Thursday, September 11, 2025

Hiding in the Shadow Docket

 



The increasingly pitiful Supreme Court of our nation has, since the installation of the current regime, been busy accepting an extraordinary number of "emergency applications" it's made and duly issuing the orders it's requested.  

Because such applications are, supposedly, to be made and accepted only in emergency situations where briefing, oral argument and written opinions as in normal cases would take too long and so fail to timely address the emergency, orders granting or denying the applications need not be explained.  No written opinion or rationale need be provided.  The Justices, like gods, merely decree.  We're not entitled to know why or how they came to do so.

These Jovian orders comprise what is known as the shadow docket.  While there have in the past been very few matters decided in this abrupt, mysterious manner, the current Justices seem to delight in exercising judicial authority in this fashion.

No doubt it's much easier to decide cases when no reasons for a decision need be given.  And, certainly, it can be convenient in other ways as well.  For example, if a case raising similar issues in similar circumstances should come before the Court, but a majority of the Justices don't want to issue the same order issued during the "emergency", they can simply maintain that the rationale which applied but was not disclosed previously didn't apply in the new matter.  Who could contest such a claim?

Better yet for mthem how may the Justices be successfully criticized for a decision they made when the reasons for the decision cannot be known? It may have been made for the worst of reasons, or no reason at all, for all we know.

Do the Justices lurking in the shadow docket feel something of a thrill, being able to make unreviewable orders as they please, with no need to account for them?  If so, let's hope they don't find it addictive.
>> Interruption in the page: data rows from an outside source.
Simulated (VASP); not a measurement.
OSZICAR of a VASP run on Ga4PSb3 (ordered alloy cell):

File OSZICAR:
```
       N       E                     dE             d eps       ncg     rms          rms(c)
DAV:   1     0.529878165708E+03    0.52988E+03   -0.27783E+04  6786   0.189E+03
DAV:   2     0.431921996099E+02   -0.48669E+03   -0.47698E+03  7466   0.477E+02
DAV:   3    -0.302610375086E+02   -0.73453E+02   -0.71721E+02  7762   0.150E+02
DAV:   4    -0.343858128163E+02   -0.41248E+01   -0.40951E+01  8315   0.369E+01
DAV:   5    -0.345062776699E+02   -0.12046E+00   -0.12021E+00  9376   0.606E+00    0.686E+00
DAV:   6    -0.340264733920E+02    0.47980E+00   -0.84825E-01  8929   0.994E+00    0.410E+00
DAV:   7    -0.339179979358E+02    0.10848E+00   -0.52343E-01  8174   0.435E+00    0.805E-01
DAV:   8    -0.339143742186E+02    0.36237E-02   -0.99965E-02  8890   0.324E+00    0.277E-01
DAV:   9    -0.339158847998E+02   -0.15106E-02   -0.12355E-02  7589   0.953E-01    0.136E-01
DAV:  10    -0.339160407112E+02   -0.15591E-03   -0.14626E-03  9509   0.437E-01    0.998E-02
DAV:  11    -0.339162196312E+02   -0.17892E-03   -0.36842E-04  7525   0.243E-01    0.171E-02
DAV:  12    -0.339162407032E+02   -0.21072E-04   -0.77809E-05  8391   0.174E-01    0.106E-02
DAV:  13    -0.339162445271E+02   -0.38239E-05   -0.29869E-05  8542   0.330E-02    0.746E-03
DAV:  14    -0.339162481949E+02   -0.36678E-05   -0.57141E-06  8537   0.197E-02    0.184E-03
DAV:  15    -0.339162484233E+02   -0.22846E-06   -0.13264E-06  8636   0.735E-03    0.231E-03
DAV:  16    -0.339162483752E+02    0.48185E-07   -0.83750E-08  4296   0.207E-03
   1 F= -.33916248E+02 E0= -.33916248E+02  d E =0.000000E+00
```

Of course these decisions made in the shadows of the shadow docket do little or worse for litigants, lawyers and judges, trying to ubderstand them. They benefit only the regime and the Justices who cater to it. Lower courts, lawyers and litigants are left in the dark because the Justices cannot be bothered to explain the orders they make.  Merely knowing that an application has been granted or denied provides little guidance.

This deliberate practice of issuing orders for no apparent reason is at the least irresponsible and selfish.  It's also cowardly, I think.  If your going to decide matters of great importance which are unreviewable, you should have the courage to explain and defend those decisions.  It's no wonder the reputation of the Supreme Court is in decline.